Conal Urquhart in Tel Aviv
Friday March 9, 2007
The Guardian

Preparations for Israel's war in Lebanon last summer were drawn up at least four months before two Israeli soldiers were kidnapped by Hizbullah in July, Ehud Olmert, the prime minister, has admitted.

His submission to a commission of inquiry, leaked yesterday, contradicted the impression at the time that Israel was provoked into a battle for which it was ill-prepared. Mr Olmert told the Winograd commission, a panel of judges charged with investigating Israel's perceived defeat in the 34-day war, that he first discussed the possibility of war in January and asked to see military plans in March.

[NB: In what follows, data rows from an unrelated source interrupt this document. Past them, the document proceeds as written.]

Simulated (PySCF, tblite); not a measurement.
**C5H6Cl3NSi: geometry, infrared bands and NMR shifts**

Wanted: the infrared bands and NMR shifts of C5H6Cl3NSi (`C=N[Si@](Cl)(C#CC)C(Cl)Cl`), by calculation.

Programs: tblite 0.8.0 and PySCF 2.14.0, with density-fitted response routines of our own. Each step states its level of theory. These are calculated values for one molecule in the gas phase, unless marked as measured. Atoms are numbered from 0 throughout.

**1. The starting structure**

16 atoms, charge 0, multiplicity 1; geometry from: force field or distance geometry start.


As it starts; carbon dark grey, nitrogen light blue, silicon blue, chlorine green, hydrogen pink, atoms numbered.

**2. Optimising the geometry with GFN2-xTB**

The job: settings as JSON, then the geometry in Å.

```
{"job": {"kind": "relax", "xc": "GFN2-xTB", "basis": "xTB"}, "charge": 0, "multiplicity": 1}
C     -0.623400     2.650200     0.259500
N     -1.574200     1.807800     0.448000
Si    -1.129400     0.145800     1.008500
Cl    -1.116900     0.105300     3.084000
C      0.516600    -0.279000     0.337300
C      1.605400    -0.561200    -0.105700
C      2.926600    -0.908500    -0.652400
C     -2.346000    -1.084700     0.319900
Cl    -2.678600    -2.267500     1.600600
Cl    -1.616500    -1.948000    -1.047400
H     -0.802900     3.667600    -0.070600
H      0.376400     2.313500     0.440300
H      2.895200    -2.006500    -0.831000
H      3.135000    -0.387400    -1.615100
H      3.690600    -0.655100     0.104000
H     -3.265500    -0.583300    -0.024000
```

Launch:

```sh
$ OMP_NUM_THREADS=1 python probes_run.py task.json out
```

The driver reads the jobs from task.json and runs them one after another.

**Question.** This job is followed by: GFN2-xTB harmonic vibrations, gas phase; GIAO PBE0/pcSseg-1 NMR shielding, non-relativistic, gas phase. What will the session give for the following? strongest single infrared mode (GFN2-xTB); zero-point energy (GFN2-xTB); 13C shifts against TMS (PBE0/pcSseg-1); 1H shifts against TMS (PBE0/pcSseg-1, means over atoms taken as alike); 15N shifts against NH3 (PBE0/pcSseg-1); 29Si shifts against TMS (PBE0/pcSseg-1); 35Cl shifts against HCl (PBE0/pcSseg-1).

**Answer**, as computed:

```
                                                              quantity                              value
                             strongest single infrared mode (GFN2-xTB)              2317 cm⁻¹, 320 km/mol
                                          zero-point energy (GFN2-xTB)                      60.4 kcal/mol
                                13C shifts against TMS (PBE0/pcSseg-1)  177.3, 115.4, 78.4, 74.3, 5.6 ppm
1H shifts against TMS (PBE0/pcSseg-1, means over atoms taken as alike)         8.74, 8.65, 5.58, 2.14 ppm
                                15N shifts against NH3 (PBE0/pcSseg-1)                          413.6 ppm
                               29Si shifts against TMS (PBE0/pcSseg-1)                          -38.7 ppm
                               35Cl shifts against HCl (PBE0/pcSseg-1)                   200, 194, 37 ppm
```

According to the Ha'aretz daily, which obtained details of Mr Olmert's testimony, the prime minister chose a plan featuring air attacks on Lebanon and a limited ground operation that would be implemented following a Hizbullah abduction. Hizbullah had made several attempts to capture Israeli soldiers on the border since Israel withdrew from southern Lebanon in 2000.

Israeli commentators believed that Mr Olmert and Amir Peretz, the defence minister, took the opportunity of the kidnapping to show they could manage a war in spite of their limited military experience. But the outcome of the war seemed to highlight their lack of experience and also deficiencies in Israel's military planning.